In recent years Giltburg has engaged in a series of in-depth explorations of major composers. To celebrate the Beethoven anniversary in 2020 he embarked upon a unique project to record and film all 32 of Beethoven’s piano sonatas across the year, blogging about the process as it unfolded. "These interpretations are enormously pleasurable and at times revelatory…Giltburg’s pianism is ideally suited to late Beethoven" (Five stars, BBC Music Magazine). He also recorded the complete concerti with Vasily Petrenko and the Royal Liverpool Philharmonic Orchestra, appeared in the BBC TV series “Being Beethoven” and performed both concerti and sonatas in concert.
In 2021-2023 Giltburg explores the complete works of Maurice Ravel, performing the solo works shared amongst Bozar, Flagey and the Amsterdam Musiekgebouw, and the whole cycle at Wigmore (including the Violin Sonatas with Alina Ibragimova). He also plays the Ravel concerti with the Orchestre National de France/Macelaru at Bozar, Brussels Philharmonic/Prieto at Flagey, and Residentie Orkest/Bihlmaier at the Concertgebouw.

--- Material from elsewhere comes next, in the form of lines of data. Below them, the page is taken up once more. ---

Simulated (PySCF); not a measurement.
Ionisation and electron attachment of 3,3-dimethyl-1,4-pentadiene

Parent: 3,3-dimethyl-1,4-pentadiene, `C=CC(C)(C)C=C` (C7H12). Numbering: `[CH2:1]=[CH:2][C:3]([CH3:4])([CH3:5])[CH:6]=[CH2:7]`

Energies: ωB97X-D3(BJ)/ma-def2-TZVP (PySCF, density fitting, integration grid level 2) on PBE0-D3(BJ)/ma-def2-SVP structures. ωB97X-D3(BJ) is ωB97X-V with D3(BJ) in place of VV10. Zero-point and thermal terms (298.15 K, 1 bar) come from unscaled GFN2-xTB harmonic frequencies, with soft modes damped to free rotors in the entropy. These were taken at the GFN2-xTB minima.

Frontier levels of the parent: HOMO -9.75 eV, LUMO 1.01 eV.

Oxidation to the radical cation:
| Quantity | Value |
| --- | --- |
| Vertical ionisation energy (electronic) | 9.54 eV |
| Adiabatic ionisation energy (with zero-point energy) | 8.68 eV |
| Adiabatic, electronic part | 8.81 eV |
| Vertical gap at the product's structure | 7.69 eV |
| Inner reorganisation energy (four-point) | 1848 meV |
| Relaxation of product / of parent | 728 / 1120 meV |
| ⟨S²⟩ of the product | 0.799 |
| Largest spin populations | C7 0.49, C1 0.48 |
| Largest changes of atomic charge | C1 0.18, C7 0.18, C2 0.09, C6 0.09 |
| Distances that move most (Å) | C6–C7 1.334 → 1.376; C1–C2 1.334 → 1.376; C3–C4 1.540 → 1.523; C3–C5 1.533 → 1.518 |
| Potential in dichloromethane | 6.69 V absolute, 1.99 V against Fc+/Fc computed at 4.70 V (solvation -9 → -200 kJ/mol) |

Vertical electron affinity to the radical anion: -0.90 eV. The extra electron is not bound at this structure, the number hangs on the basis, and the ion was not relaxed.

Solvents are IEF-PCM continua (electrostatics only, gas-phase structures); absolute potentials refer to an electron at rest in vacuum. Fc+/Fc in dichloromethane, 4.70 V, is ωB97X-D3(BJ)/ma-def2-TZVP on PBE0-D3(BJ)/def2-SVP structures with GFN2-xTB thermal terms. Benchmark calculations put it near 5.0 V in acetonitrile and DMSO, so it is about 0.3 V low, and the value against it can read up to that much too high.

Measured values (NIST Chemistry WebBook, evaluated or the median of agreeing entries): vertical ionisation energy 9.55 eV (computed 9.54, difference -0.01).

Giltburg is widely recognized as a leading interpreter of Rachmaninov: “His originality stems from a convergence of heart and mind, served by immaculate technique and motivated by a deep and abiding love for one of the 20th century’s greatest composerpianists.” (Gramophone). In 2023, during Rachmaninov’s 150th anniversary year, Giltburg will complete his recording of Rachmaninov’s solo works, as well as release the last disc in his acclaimed Rachmaninov concerto cycle. To coincide with this, Giltburg plays Rachmaninov concerti with Sakari Oramo and the BBC Symphony at the Barbican, with Tomáš Netopil and the Czech Philharmonic at the Rudolfinum, with Nicholas Collon and the Finnish Radio Symphony and the complete cycle with the Brussels Philharmonic and Giancarlo Guerrero at Flagey. Recital appearances featuring Rachmaninov include the Stuttgart Liederhalle, Duesseldorf Tonhalle, Birmingham Town Hall, Spivey Hall, Atlanta and the Philadelphia Chamber Music Society.
Giltburg regularly plays recitals in the world’s most prestigious halls, including the Amsterdam Concertgebouw, Carnegie Hall, Hamburg Elbphilharmonie, Wiener Konzerthaus and Southbank Centre. He has worked with many top orchestras across the world including the Philharmonia Orchestra, London Philharmonic, Czech Philharmonic, Oslo Philharmonic, Dresden Philharmonic, NHK Symphony and at the BBC Proms. In 21/22 he debuted at the Santa Cecilia di Roma with Kirill Petrenko.
Giltburg is a consummate recording artist, and has been exclusive to Naxos since 2015, winning the Opus Klassik award for Best Soloist Recording for Rachmaninov concerti and Etudes Tableaux; and a Diapason d’Or for Shostakovich concerti and his own arrangement of Shostakovich’s 8th String Quartet. He also won a Gramophone Award for the Dvorak Piano Quintet on Supraphon with the Pavel Haas Quartet, as well as a Diapason d’Or for their latest joint release, the Brahms Piano Quintet.
Giltburg feels a strong need to engage audiences beyond the concert hall. His blog “Classical music for all” is aimed at a non-specialist audience, and he complements it with articles in publications such as Gramophone, BBC Music Magazine, Guardian, Times and Fono Forum. During the lockdown period in spring 2020, Giltburg regularly streamed live performances and masterclasses from home, with over 1 million views.